Kobe Bryant slur: A window into 'last bastion of homophobia'?
Basketball star Kobe Bryant has been fined $100,000 for yelling a homophobic slur at a referee. Some observers say it points to a persistent and deep homophobia in pro sports. Others say too much is being made of a single incident.
Lucy Nicholson/Reuters
Los Angeles
When pro basketball superstar Kobe Bryant mouthed a homophobic slur on national television Tuesday, he did more than offend the gay and lesbian community, he gave a glimpse into what one expert calls "the last bastion of homophobia in this country."
Bryant was fined $100,000 by the National Basketball Association Wednesday – a decision Bryant says he will appeal – and gay-rights groups challenged him to back up his apology for the slur with actions. But the deeper question is whether this will become a "teachable moment" about the strongly antigay attitudes that pervade professional sports, says Jarred Chin of the Society for the Study of Sport in Society at Northeastern University in Boston.
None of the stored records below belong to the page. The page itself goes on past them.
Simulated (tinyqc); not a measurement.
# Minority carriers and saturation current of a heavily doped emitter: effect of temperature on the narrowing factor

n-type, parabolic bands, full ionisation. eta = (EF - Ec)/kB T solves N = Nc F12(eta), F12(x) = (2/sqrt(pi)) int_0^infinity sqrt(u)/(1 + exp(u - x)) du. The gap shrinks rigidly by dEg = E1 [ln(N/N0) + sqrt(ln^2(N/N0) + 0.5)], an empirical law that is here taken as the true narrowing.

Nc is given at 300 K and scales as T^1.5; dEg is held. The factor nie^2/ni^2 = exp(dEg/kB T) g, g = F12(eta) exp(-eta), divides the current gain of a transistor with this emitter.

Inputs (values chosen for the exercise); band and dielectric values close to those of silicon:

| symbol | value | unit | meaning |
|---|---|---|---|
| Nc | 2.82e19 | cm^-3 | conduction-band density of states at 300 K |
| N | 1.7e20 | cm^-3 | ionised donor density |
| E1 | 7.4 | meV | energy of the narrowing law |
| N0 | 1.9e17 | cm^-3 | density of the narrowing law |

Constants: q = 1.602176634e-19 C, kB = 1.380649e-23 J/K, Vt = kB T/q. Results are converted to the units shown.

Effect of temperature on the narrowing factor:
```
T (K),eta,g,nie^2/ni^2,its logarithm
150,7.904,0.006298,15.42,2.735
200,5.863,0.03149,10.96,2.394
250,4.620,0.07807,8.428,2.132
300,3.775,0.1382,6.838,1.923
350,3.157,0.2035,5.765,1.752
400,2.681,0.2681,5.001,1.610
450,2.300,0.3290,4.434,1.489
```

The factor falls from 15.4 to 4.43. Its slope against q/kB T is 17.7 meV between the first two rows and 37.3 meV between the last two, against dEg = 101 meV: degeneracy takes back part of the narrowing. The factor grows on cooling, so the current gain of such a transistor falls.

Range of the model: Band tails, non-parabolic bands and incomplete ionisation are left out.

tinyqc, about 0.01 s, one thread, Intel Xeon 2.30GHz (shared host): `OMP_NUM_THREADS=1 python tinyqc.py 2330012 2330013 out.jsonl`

“A lot of people are condemning Kobe for this, but it is language that a lot of men use in our society without knowing what it really means and how ignorant and hurtful it is,” says Mr. Chin.
On a nationally televised broadcast, a frustrated Bryant clearly called the referee who gave him a foul and a technical foul a "f-----." Bryant later issued a statement saying that this outburst was a product of frustration and did not reflect his feelings toward gays.
Yet the challenge revealed insidious elements of pro sports culture, says Chin. “When you use that word ... you are calling out that person to prove that they are really a man, and to do that, they have to assert it through physical violence.”
It speaks to the unique ecosystem of professional sports, which has remained largely resistant to the rising American acceptance of homosexuality, say others.
“Professional sports seems to be the last bastion of homophobia in this country; Kobe Bryant’s antigay slur is just the tip of the iceberg,” says Robert Volk, a professor at Boston University’s School of Law with expertise in area of the law and sexual minorities. “A number of professional athletes that came out after they left their sport commented on the impossibility of coming out while a professional athlete, given the extremely homophobic atmosphere, and Bryant’s fine is not enough to change the atmosphere.”
Civil- and gay-rights groups agree.
“If he believes that what he did is wrong, he needs to take action," says Tom Watson, cofounder of Love Honor Cherish, a Los Angeles-based organization that advocates for the rights of gay and lesbian couples to marry in California.
"If he’s got time to make ads for Turkish Airlines and Vitamin Water, he’s got time to make public service announcements about gay-bashing,” he adds. “He’s got time to fundraise for gay organizations. He’s got time to use his celebrity to help fix the world that he made a little bit more broken through his comments.”
Some observers, however, say the matter is a single incident that is being played for too much drama by the media.
"Kobe Bryant has reached 'the [Charles] Barkley zone' whereby he doesn't care about the damage he does or foibles he commits. Whether you love or hate him, the slur probably didn't shift you off your position one way or the other,” says Jason Maloni, who chairs the sports and entertainment practice for Levick Strategic Communications. “But observers who are calling this yet another sign that pro athletes are Neanderthals are wrong. It only means one pro athlete is inconsiderate of others and not looking out for his brand."